May 4, 2024
ANALYSIS | Why Danielle Smith opposes a federal emissions cap while Alberta has its own on the books | CBC News

ANALYSIS | Why Danielle Smith opposes a federal emissions cap while Alberta has its own on the books | CBC News

In her victory speech after the United Conservative Party won the May 2023 provincial election, Alberta Premier Danielle Smith took aim at a looming federal cap on oil and gas emissions, among other policy proposals aimed at moving Canada toward its international climate commitments.

“As premier, I cannot under any circumstances allow these contemplated federal policies to be inflicted upon Albertans,” she said.

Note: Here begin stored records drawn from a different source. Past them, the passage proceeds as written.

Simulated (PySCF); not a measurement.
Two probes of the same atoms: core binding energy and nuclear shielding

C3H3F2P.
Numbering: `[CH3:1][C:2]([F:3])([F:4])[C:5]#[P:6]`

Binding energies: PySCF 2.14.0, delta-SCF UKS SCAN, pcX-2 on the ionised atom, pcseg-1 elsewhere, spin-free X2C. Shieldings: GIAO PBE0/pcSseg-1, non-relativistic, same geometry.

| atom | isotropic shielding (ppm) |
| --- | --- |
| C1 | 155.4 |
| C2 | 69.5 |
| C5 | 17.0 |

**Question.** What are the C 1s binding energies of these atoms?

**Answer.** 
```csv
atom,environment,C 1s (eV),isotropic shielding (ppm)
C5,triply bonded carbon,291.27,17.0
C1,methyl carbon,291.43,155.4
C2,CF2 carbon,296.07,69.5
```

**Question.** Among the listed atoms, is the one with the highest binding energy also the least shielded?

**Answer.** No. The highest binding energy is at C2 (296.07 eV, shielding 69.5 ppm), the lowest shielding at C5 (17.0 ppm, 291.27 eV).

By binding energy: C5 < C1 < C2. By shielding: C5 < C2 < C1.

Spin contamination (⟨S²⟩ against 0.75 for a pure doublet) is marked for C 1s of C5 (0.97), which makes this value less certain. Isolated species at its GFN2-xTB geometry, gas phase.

“I simply can’t and I won’t.”

The comments were a shot across the bow: a signal to the federal government that it can expect continued resistance from Alberta when it comes to policies like these, seen by supporters as steps that are necessary — if not overdue — toward reducing greenhouse gas emissions but viewed by opponents as intrusions into provincial jurisdiction.

But a cap on oil-and-gas emissions would not, technically speaking, be a new policy in Alberta; the provincial government has had a cap of its own on the books for the better part of a decade.

The Oil Sands Emissions Limit Act — weighing in at a meagre four pages and fewer than 1,000 words — outlines in broad strokes a 100-megatonne annual cap on the province’s oilsands operations.

Alberta’s NDP government introduced the act seven years ago as part of its broader set of climate policies but never ended up passing associated regulations that would make the cap enforceable. And, despite at one time signalling a desire to kill the act, the UCP never followed through and left the law on the books, where it remains to this day.

Call it zombie legislation. Call it unfinished business. Or, at this point, call it political pragmatism.

Even if it opposes the cap in theory, there’s little incentive in practice for the UCP government to undo the legislation.

The act may also be serving as a shield against another federal policy that many Albertans see as an incursion on their jurisdictional turf — the Impact Assessment Act, also known as Bill C-69, which remains under examination by the Supreme Court of Canada as to its constitutionality.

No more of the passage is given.